Jon Feingersh Photography Getty Images An official at Russia's Advanced Research Foundation says that live fighters in the infantry ...

Jon Feingersh Photography Getty Images
An official at Russia's Advanced Research Foundation says that live fighters in the infantry will soon be replaced by robotic "brothers." These robot soldiers would be faster and more accurate at target selection than human fighters. The claims build on Russia's continual attempts to introduce lethal autonomous weapons into the military, despite pushback from the United Nations.  A new report out of Russia's military research center suggests the Kremlin is close to realizing an army of Terminator-like robot soldiers that could soon replace humans in battle.

"Living fighters will gradually begin to be replaced by their robotic 'brothers' who can act faster, more accurately and more selectively than people," Vitaly Davydov told the Russian news agency RIA Novosti on April 21, according to a Forbes report. Davydov is the deputy director of the Advanced Research Foundation, which is Russia's version of the U.S. Defensed Advanced Research Projects Agency (DARPA). Davydov argued that not only will military robots be faster and more discriminating in target selection, but they'll also be more accurate, he says. 

While machines can already respond to sensor data, no algorithms exist yet that have transferred over the firing response to the machine, alone."At this point, the Ministry of Defence says that robots replacing humans saves human soldiers from danger," Samuel Bendett, an adviser at the Center for Naval Analyses, told Forbes. "Built into that statement is the assumption that a sophisticated unmanned system would be able to eventually distinguish military targets from civilian ones, avoiding unnecessary casualties." To be clear, Russia has been wanting robo-fighters for some time now. 

In February 2019, the Advanced Research Foundation released a video (above) showing mini tanks that the army could deploy right next to infantry, plus swarms of quadrotor drones. The idea is that both the tanks and the robot swarm could relay target information back to a killer robot that could do the shooting. Later in 2019, an unnamed Russian official told RIA Novosti that the armed forces would use ground robots in urban street battles as early as 2020, building on experience that the military gained in Syria.


That source said that the greatest challenge Russia faces in the eventual deployment of a robot army is a lack of central focus. However, they said, by 2025, the Kremlin expects to roll out groups of multifunctional robots that can solve combat missions by deploying each for a particular purpose.
Considering that Russia has a history of sabotaging conversations surrounding autonomous weapons systems, this adds up. 

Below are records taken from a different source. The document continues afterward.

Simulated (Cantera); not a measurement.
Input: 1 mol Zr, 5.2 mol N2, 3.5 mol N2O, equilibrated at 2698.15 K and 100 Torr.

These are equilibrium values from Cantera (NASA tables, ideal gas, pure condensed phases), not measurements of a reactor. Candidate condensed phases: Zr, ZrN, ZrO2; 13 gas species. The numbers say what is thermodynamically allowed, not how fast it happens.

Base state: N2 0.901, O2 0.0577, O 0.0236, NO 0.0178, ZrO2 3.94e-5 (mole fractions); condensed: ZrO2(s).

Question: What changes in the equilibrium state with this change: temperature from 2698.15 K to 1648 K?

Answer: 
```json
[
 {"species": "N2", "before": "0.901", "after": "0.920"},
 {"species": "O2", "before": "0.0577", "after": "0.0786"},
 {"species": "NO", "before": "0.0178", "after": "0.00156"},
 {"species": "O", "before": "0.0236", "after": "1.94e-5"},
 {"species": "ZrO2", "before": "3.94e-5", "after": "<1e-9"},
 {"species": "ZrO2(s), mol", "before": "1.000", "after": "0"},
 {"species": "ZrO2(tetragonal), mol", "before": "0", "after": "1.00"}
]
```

Last summer, when the United Nations convened a meeting about lethal autonomous weapons, Russia spent its time "aggressively undermining the Chair's attempts to reach consensus on the draft report," that could one day be a treaty against them, according to a report by Reaching Critical Will, the disarmament program of the Women’s International League for Peace and Freedom.
According to the report:
Russia objected to references to any international law other than international humanitarian law. Despite extensive debate and agreed language from previous GGE sessions it tried to remove all the references to human control, ethics, and morality and it attempted to redirect the object of discussion to specific weapon systems rather than emerging technologies—even though the latter has been the framework of CCW discussions on autonomous weapons for years.
The U.S. similarly rejected references to a need for human control alongside these autonomous systems, and is also heavily investing in automated robotic technologies for the battlefield, including robotic swarms (Russia has plans to deploy those this year).

Vladimir Putin has a history of puffing his chest out when he talks about the Russian military, even when some of its efforts have quite literally crashed and burned.